Monday, June 25, 2012

Are There Sophisticated Fake Reviews and Reviewers?

Quite often, before choosing a restaurant, or buying somewthing, or hiring someone to work on my roof, I check the web for reviews. Occasionally I find a suspicious pattern—lots of very positive and rather generic reviews, along with a smaller number of very negative reviews that sound as though they were written by real people—which suggests that the positive reviews are fakes, written by someone working for their subject. On one notable occasion, that pattern warned me off of a roofing firm that, I concluded, was the third generation of a serial scam. There exists at least one online firm whose business is improving a firm's online reputation—I do not know enough about them to say whether they restrict themselves to honest ways of doing it.

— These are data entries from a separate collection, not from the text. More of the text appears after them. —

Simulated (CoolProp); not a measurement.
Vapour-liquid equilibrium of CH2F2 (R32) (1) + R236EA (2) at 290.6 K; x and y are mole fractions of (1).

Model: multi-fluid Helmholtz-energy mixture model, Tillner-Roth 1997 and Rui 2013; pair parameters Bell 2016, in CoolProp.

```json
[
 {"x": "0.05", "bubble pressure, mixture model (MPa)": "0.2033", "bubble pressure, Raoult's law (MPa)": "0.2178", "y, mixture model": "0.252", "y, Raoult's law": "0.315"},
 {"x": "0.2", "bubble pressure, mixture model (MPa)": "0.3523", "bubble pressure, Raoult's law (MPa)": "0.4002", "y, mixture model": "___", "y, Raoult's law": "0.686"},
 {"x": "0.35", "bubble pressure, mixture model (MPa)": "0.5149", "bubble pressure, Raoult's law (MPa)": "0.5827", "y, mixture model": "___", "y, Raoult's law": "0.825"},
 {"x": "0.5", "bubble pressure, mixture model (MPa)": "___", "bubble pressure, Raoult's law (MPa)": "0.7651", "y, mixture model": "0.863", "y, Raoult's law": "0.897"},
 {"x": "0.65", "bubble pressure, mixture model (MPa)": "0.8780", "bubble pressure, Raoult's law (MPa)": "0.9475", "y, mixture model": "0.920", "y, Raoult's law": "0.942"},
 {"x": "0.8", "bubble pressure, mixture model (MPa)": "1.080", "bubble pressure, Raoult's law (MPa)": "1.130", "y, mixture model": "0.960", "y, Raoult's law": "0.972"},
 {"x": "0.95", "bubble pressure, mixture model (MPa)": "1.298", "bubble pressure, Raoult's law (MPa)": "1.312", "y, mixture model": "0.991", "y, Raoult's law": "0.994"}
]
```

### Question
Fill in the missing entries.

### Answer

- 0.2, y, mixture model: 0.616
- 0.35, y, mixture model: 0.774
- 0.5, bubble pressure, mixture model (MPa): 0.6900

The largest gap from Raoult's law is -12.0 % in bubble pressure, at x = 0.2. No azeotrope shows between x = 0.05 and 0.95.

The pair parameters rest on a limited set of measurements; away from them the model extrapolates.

Recently, looking for a furniture store, I came across what I thought might be a less clear version of the same pattern. The reviews were on Yelp, which lets you  click on the name of the reviewer and see the rest of his reviews. If all of one reviewer's reviews are in praise of a single firm, one might suspect that he works for them—and his job is writing favorable reviews. The reviewers I was looking at did not fit that pattern.

Which started me wondering  how sophisticated the people who sell the service of improving a firm's reputation might be by this time. Are there some who deliberately create believable reviewers, write real reviews of a number of products or businesses, and then sell the service of having the same reviewers write glowing reviews for anyone who will pay for them?

Anyone know?

14 Comments:

At 3:13 AM, June 26, 2012, Blogger Steve said...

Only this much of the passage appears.